Crammed Within An Abandoned Wall, A Stunning Piece Of Culture

Exodus 35:31-33: “He has filled him with the Spirit of God – with skill, with understanding, with knowledge, and in all kinds of work – to design artistic designs, to work in gold, in silver, and in bronze, and in cutting stones for their setting... to do work in every artistic craft.”

Crammed Within An Abandoned Wall, A Stunning Piece Of Culture
Via Wikimedia Commons

Washington, D.C’s Studio Acting Conservatory’s new Columbia Heights space holds a masterpiece comparable to the Sistine Chapel.

A “Last Supper” scene honoring Jesus and his disciples as Black men was unearthed by workers, and immediately the search commenced to find its creator.

The first clue: an inscription that read “all rights reserved 1982 Akili Ron Anderson” led them to the Howard University professor’s office.

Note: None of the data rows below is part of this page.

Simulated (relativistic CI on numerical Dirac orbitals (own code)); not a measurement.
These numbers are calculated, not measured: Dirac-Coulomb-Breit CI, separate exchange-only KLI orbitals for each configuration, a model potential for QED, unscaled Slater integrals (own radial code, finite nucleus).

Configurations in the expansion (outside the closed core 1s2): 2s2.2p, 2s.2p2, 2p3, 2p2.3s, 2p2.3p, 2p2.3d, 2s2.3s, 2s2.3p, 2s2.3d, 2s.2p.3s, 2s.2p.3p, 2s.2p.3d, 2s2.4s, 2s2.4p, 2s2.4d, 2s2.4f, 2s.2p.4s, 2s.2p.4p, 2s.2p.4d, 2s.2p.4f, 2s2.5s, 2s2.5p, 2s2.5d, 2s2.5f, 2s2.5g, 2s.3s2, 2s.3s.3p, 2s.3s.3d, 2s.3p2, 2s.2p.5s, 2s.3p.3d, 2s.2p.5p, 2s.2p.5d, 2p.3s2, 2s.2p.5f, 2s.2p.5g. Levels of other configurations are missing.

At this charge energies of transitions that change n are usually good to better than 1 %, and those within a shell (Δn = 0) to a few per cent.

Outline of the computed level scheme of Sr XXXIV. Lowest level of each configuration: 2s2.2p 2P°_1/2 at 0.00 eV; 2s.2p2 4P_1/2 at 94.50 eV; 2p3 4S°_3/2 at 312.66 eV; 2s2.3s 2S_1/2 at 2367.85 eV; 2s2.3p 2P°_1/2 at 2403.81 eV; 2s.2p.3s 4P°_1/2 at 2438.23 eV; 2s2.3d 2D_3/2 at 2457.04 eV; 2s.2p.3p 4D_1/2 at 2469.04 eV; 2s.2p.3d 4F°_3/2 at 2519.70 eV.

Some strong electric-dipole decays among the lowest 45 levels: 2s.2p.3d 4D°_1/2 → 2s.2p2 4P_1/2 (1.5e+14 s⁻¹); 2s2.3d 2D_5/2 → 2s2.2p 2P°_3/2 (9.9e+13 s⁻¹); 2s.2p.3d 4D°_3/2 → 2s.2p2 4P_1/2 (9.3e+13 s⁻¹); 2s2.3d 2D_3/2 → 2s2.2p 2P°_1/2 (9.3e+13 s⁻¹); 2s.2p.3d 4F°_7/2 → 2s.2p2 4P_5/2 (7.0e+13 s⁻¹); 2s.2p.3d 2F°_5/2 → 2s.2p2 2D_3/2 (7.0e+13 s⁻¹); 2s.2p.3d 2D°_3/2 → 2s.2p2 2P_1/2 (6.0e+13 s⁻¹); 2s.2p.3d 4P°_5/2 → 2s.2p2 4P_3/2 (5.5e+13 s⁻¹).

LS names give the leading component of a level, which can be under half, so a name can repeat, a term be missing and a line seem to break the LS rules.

The piece, Anderson recalls, was commissioned by New Home Baptist Church before they relocated to another area some years later. Back then, Anderson specialized in creating stained glass windows that contributed to the Black Art Movement – a “personal and collective cultural discovery and sense of Black pride,” as he describes it, during the 60s and 70s.

That is, until New Home Baptist called.

The sculpture reimagined religious figures that inspired worshippers to see themselves and “believe that they can ascend to heaven, too,” he says.

Preserving Black art is difficult when our society is hostile or indifferent to it. So using materials that would be both challenging and expensive to remove was Anderson’s priority.

While the conservatory wrestles with how to publicly display the piece, you can enjoy Anderson’s stained glass art around the city in locations such as the Columbia Heights Metro station and Andrew Rankin Memorial Chapel on Howard’s campus.

Imagine Jesus and his disciples as Black men. What feelings come up for you?